From Dubai: The geopolitical crisis unfolding across the Middle East this week has drawn the usual focus on oil markets and shipping delays. Yet the real threat to Australian food security runs deeper, through supply chains that few farmers think about until they break.
Australia gets half its urea – a crucial nitrogen fertiliser – from countries now impacted by the war. That simple fact explains the alarm spreading through rural Australia as a joint Israel-US military operation targeting multiple locations across Iran and Iran's retaliatory attacks across the region have left the Strait of Hormuz functionally closed to commercial shipping. This narrow waterway is not merely an oil artery; it is also the world's most critical fertiliser route.
The regional dynamics at play are more complex than the headlines suggest. A third of global fertilizer supply passes through the Strait of Hormuz, while gas from the region is crucial to production of nutrients for global agriculture. Iran exports around 5 million metric tons of urea per year, representing roughly 10% of global trade. Saudi Arabia contributes approximately 4 to 5 million metric tons annually through SABIC and related producers. Oman and the UAE add several million metric tons combined. Collectively, more than 15 million metric tons of annual export capacity sits inside the Gulf.
CSBP Fertilisers general manager, Ryan Lamp, said the conflict in the Middle East meant their fertiliser programs were changing by the hour, noting that it was possible that some shipments of ammonium phosphate cropping compounds and urea that CSBP had ordered would be delayed. Industry sources across Australia report similar uncertainties playing out in real time.

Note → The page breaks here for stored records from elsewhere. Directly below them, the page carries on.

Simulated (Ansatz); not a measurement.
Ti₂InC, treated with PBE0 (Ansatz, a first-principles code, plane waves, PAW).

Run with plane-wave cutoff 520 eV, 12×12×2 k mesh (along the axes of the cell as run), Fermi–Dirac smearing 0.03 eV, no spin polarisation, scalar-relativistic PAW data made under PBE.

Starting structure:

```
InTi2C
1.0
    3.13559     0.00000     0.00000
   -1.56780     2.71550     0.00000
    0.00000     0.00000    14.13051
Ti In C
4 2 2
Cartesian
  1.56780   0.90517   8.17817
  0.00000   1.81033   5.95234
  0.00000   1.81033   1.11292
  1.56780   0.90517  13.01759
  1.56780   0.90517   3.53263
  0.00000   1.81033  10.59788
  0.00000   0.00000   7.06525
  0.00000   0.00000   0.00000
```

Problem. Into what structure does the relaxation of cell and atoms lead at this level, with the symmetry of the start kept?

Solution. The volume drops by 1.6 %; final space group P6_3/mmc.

The immediate cost impact is already visible. Urea prices have already increased from $466 per tonne to $590 per tonne in three days. Commonwealth Bank of Australia agricultural economist Dennis Voznesenski predicted that the current conflict was "likely to lift fertiliser prices and negatively affect farmer margins." What makes this crisis distinct is the timing. Prices were already high before the latest conflict in the Middle East erupted, and the fresh tensions come as Northern Hemisphere farmers are set to start applying the products to their fields.
For Australia's energy sector, this signals deeper vulnerabilities that extend well beyond fertilisers. The nation imports around 90 per cent of its refined petrol and diesel. While the government says Australia is currently above its own minimum petrol stockholding obligations and holds more fuel than at any time in the past 15 years, total oil reserves sit at just 50 days - well below the 90-day benchmark used by the International Energy Agency.
What Western coverage frequently misses is the asymmetry in how disruption affects different nations. Research suggests higher food prices aren't a given. In wealthy agricultural exporters like Australia and the United States, supply constraints typically translate into margin pressure rather than shortages. Farmers can absorb moderate cost increases; they adjust application rates and yields decline modestly. But farmers who have not locked in supply already are most exposed, and a small-sample-size survey found 40pc of respondents had so far secured less than half of their fertiliser requirements for this year.
Yet Australia's exposure to global supply shocks is not merely an agricultural problem; it is a strategic one. Unlike crude oil, where nations maintain strategic reserves, fertilizer trade operates on a just-in-time basis with no equivalent strategic stockpile to offset a prolonged disruption. For a nation that exports significant agricultural volumes globally, supply chain resilience has become inseparable from national interest.
Reasonable people can disagree on whether fertiliser reserves should be classified as national infrastructure. Centre-right advocates for fiscal restraint argue that storing fertiliser is inefficient compared to maintaining stable trade relationships. Progressive voices counter that long-term food security justifies upfront investment. Both positions have merit. The evidence suggests a middle path: diversifying supplier relationships, investing in regional ammonia production capacity, and maintaining modest strategic reserves focused on the riskiest periods – the Northern Hemisphere planting season – represents sound economic stewardship without warehouses of obsolete materials.
Australia has been urged to follow the lead of the United States, which has formally elevated agriculture as a key element of national security, and urgently complete its own National Food Security Strategy to help shield farmers from global supply shocks, including disruptions to fuel, fertiliser and other critical inputs. Whether through diplomatic pressure to stabilise the Strait, investment in domestic production capacity, or strategic reserves, Australia's policymakers face a choice: treat agricultural supply chains as matters of national importance now, or respond to crises after they arrive.